Spender, Stephen (Vol. 2)
Spender, Stephen 1909–
An English poet and novelist, Spender is the former editor of Encounter. (See also Contemporary Authors, Vols. 9-12, rev. ed.)
Where the young Auden was primarily satirical, Day Lewis hortatory, and MacNeice wryly diffident, Spender expressed the romantic attitude. The locus of his vision of felicity was what seemed to him, as it had to Shelley, a compassable future. His romanticism was fed, and occasionally poisoned, by German sources as well, and his later work was to show other influences, including that of Edith Sitwell, but from the outset his work differed clearly from that of his confrères. He might stand unhappily staring at the unemployed, walk through streets where "road-drills explore new areas of pain," might ask what, living under so heavy a shadow, he could do that mattered. But the grief, the fatigue, the despair, bred by a war remembered and war foreseen, by the boom and the slump, and the insanity of those in power, yielded to another mood. The vagueness of his references, the religious joy that characterizes much of this socially-biased verse, anticipates poetry of another order and points toward the baroque work of a later decade.
If his early lyrics reflected the industrial age, he was less fearful than his companions of imagery depending on nature. The sun pours through his pages, the actual sun, as well as the Shelleyan symbol of Promenthean triumph.
Babette Deutsch, in her Poetry in Our Time (copyright by Babette Deutsch), New York: Henry Holt & Co., 1952, pp. 362-63.
The Generous Days is the first volume of new poems which Stephen Spender has published since 1949, and only contains 43 pieces, one of which belongs to an earlier period. The pressure, as with many poets as they grow older, is clearly operating less frequently and strongly. Even so, there are some half dozen pieces so right, or true, or personally authentic (the criterion of being well-written is not one we think of as applying to Spender) that the book is justified by their existence….
Mr Spender, in the past, has been accused by certain neo-classical critics (who take granite chippings for the marble of the Parthenon) of writing sloppily and loosely; but in a number of passages in this volume he shows himself capable of writing with economy and aphoristic terseness….
What the volume evinces as a whole is the uncompleted protean quality of Mr Spender's style. Most people, by middle-age, have patented a personal language-pattern which may easily become their shroud of certainties. Mr Spender has somehow contrived not to weave himself a personal verbal tunic over the years as Auden, MacNeice and Day Lewis did. It has sometimes seemed—and this is an impression which the present volume supports—that each new poem posits a new start, a new style created from every new situation. The relevance of this to a poet seeking not external beauty or truth but the inner wisdom of self-identity will be obvious to the reader. It accounts, very likely, for Spender's many failures but also for the 'open feeling', the undecided issues which the poems present. A poet of this order is often valuable in helping to remind us that craft is not the whole of poetry and can, at times, be the enemy of a conscientious sensibility.

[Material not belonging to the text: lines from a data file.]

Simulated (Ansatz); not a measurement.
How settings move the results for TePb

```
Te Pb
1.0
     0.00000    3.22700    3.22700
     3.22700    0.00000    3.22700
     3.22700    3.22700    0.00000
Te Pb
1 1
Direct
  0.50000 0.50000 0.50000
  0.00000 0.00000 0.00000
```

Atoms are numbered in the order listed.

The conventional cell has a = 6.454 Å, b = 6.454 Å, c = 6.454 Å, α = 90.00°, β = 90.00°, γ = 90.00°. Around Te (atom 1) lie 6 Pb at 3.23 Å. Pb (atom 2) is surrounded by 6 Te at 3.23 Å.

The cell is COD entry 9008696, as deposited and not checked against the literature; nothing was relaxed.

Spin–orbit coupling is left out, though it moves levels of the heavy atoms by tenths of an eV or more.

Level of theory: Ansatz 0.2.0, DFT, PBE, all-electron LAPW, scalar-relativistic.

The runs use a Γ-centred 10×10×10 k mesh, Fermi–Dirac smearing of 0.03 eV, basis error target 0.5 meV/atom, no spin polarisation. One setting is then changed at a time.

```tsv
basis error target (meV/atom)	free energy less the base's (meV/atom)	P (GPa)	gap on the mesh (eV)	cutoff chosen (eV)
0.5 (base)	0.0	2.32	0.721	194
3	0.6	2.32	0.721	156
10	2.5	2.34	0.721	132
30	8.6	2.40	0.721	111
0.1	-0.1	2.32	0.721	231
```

Derek Stanford, in Books and Bookmen, January, 1972, pp. 64-5.
One's first reaction to this book [The Generous Days] must be in relation to the author's reputation. 'Stephen Spender's last collection of poems, The Edge of Being, was published in 1949 and its successor has been eagerly awaited for more than twenty years', says the blurb, but this is making more melodramatic than need be a situation which is critical enough….
Nevertheless, the present collection and its delay does suggest a breakdown of inspiration or industry, and few will agree when the blurb goes on to say that 'The Generous Days will more than fulfil the hopes of Mr Spender's admirers'. There are only thirty or so pages of verse here and a few pieces date back as far as the war….
The tenderness of feeling for family life, the eye for nature and the rooting out of the precise word to express it, the poetic explosion—all these are to be found and sustain the book's interest. But its spareness—the brevity and fragmentation of the poems as well as the short measure—scarcely give the poet a chance to remake his mark.
Roy Fuller, "Ungenerous Measure," in London Magazine, February-March, 1972, pp. 145-46.
If Stephen Spender had not once written so well, his new volume, The Generous Days, would not seem so disappointing. The craftsmanship, the compression, the ear for rhythm are all there, and a few of the book's poems—notably the title poem—rise toward the brilliance we once expected from Spender almost as a matter of course. But something is missing.
For one thing, The Generous Days is a slight book both in length and in matter. It runs to a mere forty-four pages despite an almost heroic effort to maximize white-space on the part of the typesetters. The thirty-eight poems it contains do not all seem to be new, either, some of them containing topical references which suggest they may have been written in the 'forties, dusted off, and mixed with newer work.
But even taking what is offered, it seems to be less than meets the eye. Many of these poems are whimsical or petulant, mere versified comments or opinions.
Patrick J. Callahan, in Sewanee Review (© 1972 by The University of the South), Autumn, 1972, p. 644.